A body is projected horizontally height of 5m .It reaches the ground at horizontal distance of 10m . The speed of the particle when it reaches the ground ???
Answers
it is base on horizontal projectile motion. we know, in case of projectile motion, horizontal component of acceleration is zero and speed along horizontal direction always remains same.
if we assume body is projected horizontally with velocity u .
it means, Horizontal component of velocity, u.
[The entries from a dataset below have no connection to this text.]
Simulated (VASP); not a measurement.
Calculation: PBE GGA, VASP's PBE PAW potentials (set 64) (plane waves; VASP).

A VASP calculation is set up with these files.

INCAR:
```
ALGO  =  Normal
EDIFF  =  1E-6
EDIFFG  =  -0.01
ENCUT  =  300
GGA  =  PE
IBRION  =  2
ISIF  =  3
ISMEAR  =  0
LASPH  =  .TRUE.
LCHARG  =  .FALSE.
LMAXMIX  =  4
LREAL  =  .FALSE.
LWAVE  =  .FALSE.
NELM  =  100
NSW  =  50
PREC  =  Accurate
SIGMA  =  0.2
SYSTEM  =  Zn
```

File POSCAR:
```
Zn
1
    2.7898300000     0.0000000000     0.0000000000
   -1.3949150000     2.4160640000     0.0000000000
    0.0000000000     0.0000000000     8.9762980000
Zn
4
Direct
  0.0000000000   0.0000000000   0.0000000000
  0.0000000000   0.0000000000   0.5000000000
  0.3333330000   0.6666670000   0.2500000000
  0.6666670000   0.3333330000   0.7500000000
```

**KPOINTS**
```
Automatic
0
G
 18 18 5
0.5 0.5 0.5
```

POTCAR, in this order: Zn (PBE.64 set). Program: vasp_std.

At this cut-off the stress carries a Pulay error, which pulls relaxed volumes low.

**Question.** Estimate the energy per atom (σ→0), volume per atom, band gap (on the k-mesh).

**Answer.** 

and vertical component of velocity = 0
now, horizontal distance covered in time t = 10m
so, 10 = ut......(1)
again, vertical distance covered in time t, = 5m
so, 5 = 0 + 1/2 gt² [ from s = ut + 1/2 at² ]
from equation (1),
5 = 1/2 g(10/u)²
10/g = (10/u)²
if g = 10m/s²
10/10 = 1 = (10/u)² => u = 10m/s
hence, initial speed of particle is 10m/s
now, time taken to reach the ground , t = u/g = 1sec
so, velocity after time t = 1sec along horizontal , vx = u = 10m/s [ horizontal component doesn't change ]
velocity after time t = 1sef along vertical , vy = -gt = -10m/s
hence, velocity of particle when it reaches the ground , v = 10i - 10j
so, speed of particle , |v| = √(10² + 10²) = 10√2 m/s
Answer:
10√2 m/s
that's the answer